Posted on 20-Jun-2024 7:06:39
#220 ]
Elite Member
Joined: 9-Mar-2003
Posts: 5859
From: Australia

@matthey

Quote:

Copying memory between a discreet CPU and GPU, even with DMA, uses CPU memory bandwidth and GPU memory bandwidth reducing system memory bandwidth disproportionately too.

1. CPU generates a command list for GpGPU's consumption. This is a small size transaction.

2. When necessary, GpGPU fetches data from main memory or DirectX12U's DIrectStorage NVMe.

Large VRAM-equipped GPUs have lower PCIe hit rates.

For lower VRAM-equipped GPUs, higher PCIe access with texture fetch appears as hitches in the minimum frame time. This is not a problem for GpGPUs with 16 GB VRAM or greater.

https://www.slideshare.net/slideshow/framegraph-extensible-rendering-architecture-in-frostbite/72795495
DirectX 12 PC memory layout = 80 MB
PS4 memory layout = 77 MB
XBO memory layout = 76 MB
Non-aliasing memory layout = 147 MB (this is old school).

PC DirectX12 has features to minimize data copies.

Quote:

HSA reduces the overhead of shared memory but does not eliminate it. Non-shared memory can avoid shared memory overhead at the cost of reduced memory for all units. There is no free lunch. An integrated GPU still has the performance advantage over a discreet GPU because the CPU, GPU and memory can all be physically closer together reducing communication latencies with or without HSA.

A shared GPU and CPU in an APU also has a shared TDP budget.

The absolute best 3D GPU is still RTX 4090 for a reason. AMD's best 3D GpGPU is RX 7900 XTX.

Quote:

The old SysInfo does not use the Dhrystone benchmark code but labels their benchmark result as Dhrystones. This is a violation of Dhrystone rules and SysInfo results should not be used.

SysInfo's Dhrystone is only used against SysInfo Dhrystone.

Quote:

Dhrystone does not stress MUL performance. It primarily tests string manipulation and memory/cache handling. It is a poor synthetic integer benchmark but it is very simple, easy to compile, has well defined rules and there are bechmark values available for many old CPUs.

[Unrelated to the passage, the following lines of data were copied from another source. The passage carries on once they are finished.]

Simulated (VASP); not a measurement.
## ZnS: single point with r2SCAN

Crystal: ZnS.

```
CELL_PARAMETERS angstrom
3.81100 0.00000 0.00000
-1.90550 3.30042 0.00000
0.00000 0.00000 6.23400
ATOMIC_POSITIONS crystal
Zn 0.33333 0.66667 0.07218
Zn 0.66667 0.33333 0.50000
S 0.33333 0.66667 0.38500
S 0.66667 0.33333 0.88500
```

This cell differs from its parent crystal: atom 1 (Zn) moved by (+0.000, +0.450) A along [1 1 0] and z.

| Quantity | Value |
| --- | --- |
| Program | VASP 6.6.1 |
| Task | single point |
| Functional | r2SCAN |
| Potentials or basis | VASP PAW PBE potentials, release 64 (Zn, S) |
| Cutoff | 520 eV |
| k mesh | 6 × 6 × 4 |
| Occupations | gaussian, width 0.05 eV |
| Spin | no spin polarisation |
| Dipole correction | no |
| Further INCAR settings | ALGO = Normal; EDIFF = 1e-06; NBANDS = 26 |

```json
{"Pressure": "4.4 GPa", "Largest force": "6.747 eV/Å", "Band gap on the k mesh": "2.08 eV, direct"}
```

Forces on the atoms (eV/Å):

Dhrystone is biased towards string copying performance.

Do you still defend 68030 @ 50Mhz being PS1's R3000 @ 33 Mhz or Saturn's SuperH2 @ 28Mhz class CPU?

Quote:

Integer MUL and DIV instructions were not commonly used in the 68000-68030 era. 3D was not common even in the early 68040 era. It was 1992+ before 3D started to take off.

Reminders,
1. PC's 3D games were in development before their release date in 1992, 1993, and 1994 e.g.
Ultima Underworld: The Stygian Abyss (released in 1992) was in development from May 1990. The team demonstrated a tech demo engine at the June 1990 Consumer Electronics Show (CES) and impressed Origin Systems.

Geoff Crammond's Formula 1 Grand Prix for PC 1991 already has a textured map 3D.

2. PS1's 3D games are in development before their release date in 1994 and 1995. PS1's game development has been known to be active since 1993 and is influenced by earlier SNES (released in 1990)'s Mode 7 and various 3D DSP add-ons.

For strong MUL performance, did you miss DSPs?

MIPS Inc. decided to combine strong MUL instructions with a RISC CPU.







Last edited by Hammer on 20-Jun-2024 at 07:59 AM.